For screenwriters who pour endless hours watching the cursor dance back and forth on blank pages as they create a new world of characters for an audience, I have great news for you: you are simultaneously creating a protectable work and building an intellectual property asset.
However, understanding the basic legal aspects of copyright law to protect and commercially exploit your work is critical to navigating the entertainment business. Here are 5 things screenwriters should know about copyright law:
There is a common misconception that copyright law protects ideas or concepts, which is not the case. I have clients who sometimes ask how they can protect the concept of their show or movie. I hate to break the news, but copyright law does not protect ideas but the expression of those ideas. Having a mere logline and general story concept is not enough for copyright protection. For greater copyright protection, it is better to flesh out your story either through a synopsis or treatment.

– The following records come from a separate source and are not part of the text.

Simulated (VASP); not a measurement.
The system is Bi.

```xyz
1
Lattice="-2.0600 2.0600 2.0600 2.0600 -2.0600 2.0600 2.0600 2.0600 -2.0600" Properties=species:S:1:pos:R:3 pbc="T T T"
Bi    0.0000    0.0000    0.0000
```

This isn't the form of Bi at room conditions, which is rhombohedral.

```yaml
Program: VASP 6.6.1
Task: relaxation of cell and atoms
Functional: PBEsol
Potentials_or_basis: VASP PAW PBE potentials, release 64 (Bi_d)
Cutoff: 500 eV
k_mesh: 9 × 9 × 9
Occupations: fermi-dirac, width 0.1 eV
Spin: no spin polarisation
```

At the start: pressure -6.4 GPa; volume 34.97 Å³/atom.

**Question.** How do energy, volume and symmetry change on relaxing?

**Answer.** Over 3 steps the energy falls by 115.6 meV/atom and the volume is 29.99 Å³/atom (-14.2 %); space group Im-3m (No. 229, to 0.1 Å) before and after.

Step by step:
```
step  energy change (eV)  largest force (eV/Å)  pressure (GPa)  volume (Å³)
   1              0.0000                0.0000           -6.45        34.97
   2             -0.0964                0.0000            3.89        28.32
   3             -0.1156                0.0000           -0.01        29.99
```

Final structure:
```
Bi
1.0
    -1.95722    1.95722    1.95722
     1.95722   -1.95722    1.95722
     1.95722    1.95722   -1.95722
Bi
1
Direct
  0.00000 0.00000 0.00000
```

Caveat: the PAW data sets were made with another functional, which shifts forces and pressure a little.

Learn the best way to structure your screenplay with this free guide.
2. Copyright law can protect not only your script, but also your treatments and characters.
Copyrighting your scripts before pitching or sharing them with third parties is critical. However, copyrighting your treatments and character descriptions/analysis is just as critical to protecting the expression of your ideas in narrative form. In some cases, a fictional character becomes an even bigger entity separate and distinct from the story in which the character is placed that would warrant separate copyright protection apart from the script. In cases where a story is very much character-driven and/or the character(s) can create a spinoff or a whole franchise than the project in which the characters initially appear, it is best to file a separate copyright to receive broad protection over the character.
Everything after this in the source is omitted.